(The axe wielding lunatic you see at the bottom of the page is an actual parts counter guy at an actual large chain parts store. For obvious reasons, he’s writing under the guise of anonymity. He’s a car guy like you. He’s also a funny bastard that has to deal with an amazing array of customers and situations on a daily basis. He hates asking if your 1969 Chevelle has air conditioning when you’re buying spark plugs, this guy gets it. We’re going to run an ongoing series, written by said axe wielding lunatic called “Unknown Parts Counter Guy”. You’ll see life through his eyes when he’s not wearing a paper bag. This should be an enlightening experience for all of us. – Brian)
1. OPEN MEMORANDUM TO ALL AUTOMOTIVE DESIGNERS:
Stop putting the (expletives deleted) OBD-II port in places that require yoga to get to!
I don’t know what these sick bastards are thinking when they do interior layout design. For the most part it’s straightforward: Seats, steering wheel, controls, gauges, outward visibility, comfort. And to varying degrees of success, they pretty much get it. But when it comes to the OBD-II port, someone dropped the damn ball. It’s not one particular car or model that is on my list. Some are better than others, but others are designed to break my back and still others are built like the port is Waldo, and I have to find his candy-striped xenophobic ass. It’s not amusing. Nobody wants to see me fold into Position 278 from the Karma Sutra to read an O2 sensor code.
2: A locking gas cap is a great investment, especially with gas prices creeping upwards. Prudent thinking suggests that losing the keys to said gas cap would be a major inconvenience. Even more horrifying is that to get the cap off of your car, I have to go grab two great tools: the big effin’ flathead screwdriver and the big effin’ hammer. I bet that won’t make you nervous.
3. Just because you know your car very well does not mean you get to berate me as I try to help you.
Yes, I completely understand how having the right wheel cylinder for a ’68 Cutlass is important. I will search high and low to find you one that will do the job. But if you are expecting date coded, perfect shade of gold-ish metal on your wheel cylinder, I’m gonna suggest that you jam the sucker so far up your ass that the only way your Olds is going to stop is by doing a kegel.

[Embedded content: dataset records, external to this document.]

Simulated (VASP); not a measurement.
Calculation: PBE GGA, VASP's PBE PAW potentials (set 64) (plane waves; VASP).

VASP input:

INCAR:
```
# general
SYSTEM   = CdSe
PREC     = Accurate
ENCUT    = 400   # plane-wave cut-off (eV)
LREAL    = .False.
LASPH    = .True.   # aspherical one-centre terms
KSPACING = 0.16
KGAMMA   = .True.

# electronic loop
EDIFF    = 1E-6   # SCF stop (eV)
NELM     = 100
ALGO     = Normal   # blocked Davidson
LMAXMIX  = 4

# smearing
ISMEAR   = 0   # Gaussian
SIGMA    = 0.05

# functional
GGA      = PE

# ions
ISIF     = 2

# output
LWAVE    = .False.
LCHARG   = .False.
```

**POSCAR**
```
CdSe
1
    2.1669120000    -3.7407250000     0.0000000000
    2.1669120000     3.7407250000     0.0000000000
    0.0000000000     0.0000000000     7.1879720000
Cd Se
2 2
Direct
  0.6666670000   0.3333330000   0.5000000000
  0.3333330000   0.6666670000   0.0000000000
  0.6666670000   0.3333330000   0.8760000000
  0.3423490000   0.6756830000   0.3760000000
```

4. Try to get certain basic maintenance items out of the way before the weather report simply calls for “cloudy with a chance of Acts of God”. While I’m glad to help anyone in need who asks, nothing sucks worse than a downpour and flooding while I’m replacing the foglight in your Sienna. Nothing. And your thanks, while I’m sure it’s sincere at the time, sounds so sarcastic that I’m thinking of electrifying the standing water with the open socket.
5. For you Ford Truck owners: There is officially NO 1998 Super Duty. Due to a strike, the model year is essentially skipped as far as parts go. This is a personal pet peeve right now…do your parts guy a favor and find out what date your Super Duty was built. That will greatly aid in reducing the times you realize the damn hub bearings won’t fit.
6. For all that is holy…how hard is it to clean your damn car out?! I’m not bothered if you’ve got a soda in the cupholder or the mail scattered across the seat. I’m bothered when I don’t know if that’s mud, the remains of a chocolate milkshake or little Timmy’s “Uh-Oh!” on the floor. Judging by the smell, I’m picking Option #3. Petrified French fries, an ash tray that hasn’t been emptied since 1994 and spit bottles almost guarantee that I’m gonna send the semi-retarded counter girl out instead.
6. Speaking of…don’t hit on the counter girl at your parts store. You’re dealing with one of three types:
A: Married with children. Lots of them.
C: She’s more of a man than you’ll ever be.
I got to see this recently as a young dude tried to sweet-talk his way to a date with our Special-Ed over a K&N cold air intake. So romantic…made me wanna puke. At least she didn’t go for it…I sold the guy the intake. On the box, in large Sharpie, was “Nice Try, but NO. :)”
7. For you truckers: find your long-term worker and make a business relationship with them. This way you’ll have an easier time getting the remainder of the workers to understand what the hell you’re asking for. Also understand that we aren’t exactly the best source of parts for you. We’ll try; some places are better than others, but just go in knowing. 10-4, good buddy.
8. Ford Focus owners…oh, do I have some bad news for you. To replace your cabin air filter system requires (wait for it…) $197. This number might vary slightly from store to store, but the gist of it is that you have to replace the entire housing assembly in order to replace the filter. Insert your other names for the Focus here…
9. Adult temper tantrums. Look, I’m sorry the warranty on your battery is finally up. It sucks. I get it. So will you quit bitching at me like I have the power to do something? I don’t give a flying rat’s ass if your Camaro won’t start. Nor do I care that you hand-sewed the leather into your seats or changed your dash lighting to blue LED’s on a red car. All I know is that your history shows that you’ve bought alternators and batteries at such a pace that I’m shocked you didn’t get a Christmas card from ACDelco this year. Stomp your feet, yell “I’m never shopping here again!” You wanna know what it sounds like to me? “I HATE YOU! I WANT TRANSFORMER!” I HATE YOU!” Give me a break.
10. I’m fine if you are unsure of what you need. I know that 99% of the population doesn’t have the near-neurotic automotive focus that I have. But give me something! The old lady who had a steering noise in her Sebring could at least tell me when the noise was happening and offered to repeat it in person. The woman who followed her with the RAV4 with the wiper arms tangled (no kidding…) just shrugged and said that the wiper blades she had bought the night prior must’ve been defective. (Loose mounting nut on the driver’s side arm caused that.)